A forward on Walter Angus Li’s story by his son, Steven Li.
“As a child of an immigrant, learning about my parent’s life when they were young is a fascinating topic. From the cultural differences to the varying lifestyle they grew up in, you get to learn that life can be harder than you think, or it can be easier than you think. Being able to travel and see where my parents grew up is an eye-opening experience that many people do not get the chance to have. Understanding that they had a different childhood and being able to see the struggles that they had growing up makes me appreciate all the hard work that they have accomplished in their life.“
Walter was born in Guyana, a small country in the Northern part of South America. He grew up in a multicultural household of ten children with his mother’s relatives coming from Portugal, and his father’s relatives coming from China. Throughout his childhood, he saw his extended family frequently, and remarked that he still considers himself and his family to be “very close.”

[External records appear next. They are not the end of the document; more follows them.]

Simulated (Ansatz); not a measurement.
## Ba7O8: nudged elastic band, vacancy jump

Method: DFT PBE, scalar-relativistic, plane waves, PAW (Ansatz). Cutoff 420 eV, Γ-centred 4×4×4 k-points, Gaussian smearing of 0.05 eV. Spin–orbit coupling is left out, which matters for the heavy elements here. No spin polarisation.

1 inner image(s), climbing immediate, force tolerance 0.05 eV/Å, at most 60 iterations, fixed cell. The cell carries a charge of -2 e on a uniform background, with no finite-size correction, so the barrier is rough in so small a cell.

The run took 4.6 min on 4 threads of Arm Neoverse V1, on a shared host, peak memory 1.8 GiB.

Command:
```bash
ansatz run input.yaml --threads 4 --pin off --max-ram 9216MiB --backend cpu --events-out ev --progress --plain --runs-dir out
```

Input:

Throughout his childhood, he enjoyed celebrating Christmas, Boxing Day (which is the day after Christmas), Phagwah (which is a Hindu holiday), and Easter. He lived in a small community country town growing up, remarking that it was so small that it’s “not really a town, no one calls it a town.” Like his own family, his town was made up of many different races, from Portuguese, Indian, Amerindians (natives of Guyana), and African. Due to its size, “everybody knew one another.” Most of the jobs in this town were involved with government work, but others were ranchers, farmers, teachers, and airline workers.
During his life, the biggest event that he remembered was the Jim Jones event in 1978, a tragic event where cult-leader Jim Jones led hundreds of his followers into a mass murder-suicide at an agricultural commune in Guyana. Although it “didn’t affect me personally,” this event affected him indirectly as the event shuck his community and country.
Walter left Guyana in 1988 when he was only 19 years old with his brothers, sisters, and parents. They left Guyana for “a better standard of living,” leaving behind some family members and their community. Before arriving in the United States, Walter laughed when saying that he expected it to be “cold and all concrete.” However, he was pleasantly surprised by the thousands of trees lining the side of the highways, and the intense heat of August.
Additionally, he “heard that America is all fancy candy and food, and stuff like that,” full of mainly modern buildings, businesses, and infrastructure. He remarked that coming from “a third-world country, everything was completely new.” When he flew into the United States, he landed in New York City, and was surprised by the “amount of people, lights, and size of the city.” Growing up he hadn’t had a TV or radio, so he was amazed by how modernized New York was.
Unlike in his small town growing up, it was strange to him that one could “see so many people, yet you don’t know a single one.” He came to think of the United States as a “strange land where you don’t really know anyone.”
One of the funny culture shocks that he had was when “I walked in the store and picked up a beer and put it on the counter and didn’t even know that there was a drinking age here for buying liquor.”
Although he was born in Guyana, Walter Li most strongly identifies with America, since he has lived here for most of his life. I enjoyed the several interesting stories he shared about coming to a new country as a young adult which helped me to reflect upon how the United States is viewed by people from other countries.